Global gas supply is forecast to grow at a rate of 1.4% a year by 2030.
That’s according to a new report from data and analytics firm McKinsey Energy Insights (MEI), which predicts natural gas will represent 23% of the global energy mix by 2030, up from 22% in 2016.
The company expects total natural gas demand to grow in line with supply at 1.4% per annum, expanding from around 3,500 billion cubic metres (bcm) in 2016 to roughly 4,300bcm by 2030.
The US, the Middle East and China are expected to account for approximately 70% of this annual increase.
The company expects nearly all liquefied natural gas (LNG) growth to come from new markets, suggesting market risk, demand stability and rapid decarbonisation in these areas could potentially affect demand.
It says through 2022, surplus LNG will drive high-cost, uncontracted production out of the market. US LNG is expected to be at the forefront, competing against Russian imports to Europe and traditional oil supplies in Asia.

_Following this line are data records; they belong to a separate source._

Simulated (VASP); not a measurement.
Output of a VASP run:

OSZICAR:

However, by 2030, up to an additional 210bcm of new supply will be needed to meet demand – as this will likely be provided by emerging markets to more cost-sensitive customers, MEI suggests price increases are likely to be relatively modest.
James Walker, Gas & LNG Market Analytics Team Lead at MEI, said: “In our latest report, we dive deep into the discontinuities that could really swing the gas markets one way or another.
“For example, in China, the extent to which government targets on gas consumption are met could mean a 100bcm a year variance in global gas demand by 2030. Renewables too have the potential to be a significant disruptor.”